Art objects are another matter. Why are you putting them in there at all if they're not part of the reward? In any case, unless the dungeon is still in use or has only very recently been abandoned, valuable but mundane objects will have survived only in very exceptional circumstances. Normally time, weather, and previous explorers will have removed most items of value.

Magic is yet another issue, but in my world magic items appear as treasure because I expect the PCs to use them. Permanent magic items usually can't be sold without taking weeks or months to find a buyer; they are far too expensive for even kings to casually buy, and they don't generally need to be replaced. This also means, of course, that permanent magic items are made to order and never, ever found sitting in shops waiting for some adventurer to buy.

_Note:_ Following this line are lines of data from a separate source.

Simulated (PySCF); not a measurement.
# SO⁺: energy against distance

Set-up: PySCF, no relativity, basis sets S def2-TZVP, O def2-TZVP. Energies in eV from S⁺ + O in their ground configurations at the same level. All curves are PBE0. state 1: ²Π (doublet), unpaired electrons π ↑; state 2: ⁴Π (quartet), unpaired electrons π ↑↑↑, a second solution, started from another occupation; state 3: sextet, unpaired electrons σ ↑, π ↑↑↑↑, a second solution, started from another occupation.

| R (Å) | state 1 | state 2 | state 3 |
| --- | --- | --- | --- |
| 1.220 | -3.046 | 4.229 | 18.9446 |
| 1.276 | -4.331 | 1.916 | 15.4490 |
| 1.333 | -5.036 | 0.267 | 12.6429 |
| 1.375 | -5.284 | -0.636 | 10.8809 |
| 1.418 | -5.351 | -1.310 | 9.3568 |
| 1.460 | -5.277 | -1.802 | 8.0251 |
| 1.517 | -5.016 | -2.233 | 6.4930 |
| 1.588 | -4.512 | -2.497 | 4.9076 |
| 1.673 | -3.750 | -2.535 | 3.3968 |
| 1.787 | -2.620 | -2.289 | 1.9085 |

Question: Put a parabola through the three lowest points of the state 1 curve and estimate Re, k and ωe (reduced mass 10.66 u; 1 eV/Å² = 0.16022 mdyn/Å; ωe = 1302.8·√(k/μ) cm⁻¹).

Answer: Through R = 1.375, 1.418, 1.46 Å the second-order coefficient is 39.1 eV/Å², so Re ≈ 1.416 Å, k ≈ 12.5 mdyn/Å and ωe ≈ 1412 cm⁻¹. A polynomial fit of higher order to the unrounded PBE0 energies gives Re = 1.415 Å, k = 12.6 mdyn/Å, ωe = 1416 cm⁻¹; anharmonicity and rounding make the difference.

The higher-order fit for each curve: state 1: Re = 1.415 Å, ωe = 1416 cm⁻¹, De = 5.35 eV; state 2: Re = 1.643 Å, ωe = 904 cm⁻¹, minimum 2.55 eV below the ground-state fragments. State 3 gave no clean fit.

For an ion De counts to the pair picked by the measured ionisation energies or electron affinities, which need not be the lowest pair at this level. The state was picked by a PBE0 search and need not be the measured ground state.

Ultimately, though, it might be best to talk to your players. It's possible that they have their own ideas about what kind of a game would be the most fun, and talking with them can help you better come to a consensus that everyone will enjoy.


dwayne germaine wrote:
graystone wrote:
Different people enjoy different things from the game. Someone might be ready to 'flip the table' when you take 2/3rds of the game up with RPing picking up the barmaid or fighting rogues while the group sleeps. If one person is 'hogging' the time, the best thing to do is talk it out. Looting is far from the only aspect of the game that can eat up time and cause boredom.
Yeah but at least when someone is picking up the barmaid or fighting rogues I can decide to join in or at least be entertained by the dialogue that is happening. Haggling over the price of 12 longbows, 6 composite shortbows, 10 thunderstones, etc... not so much.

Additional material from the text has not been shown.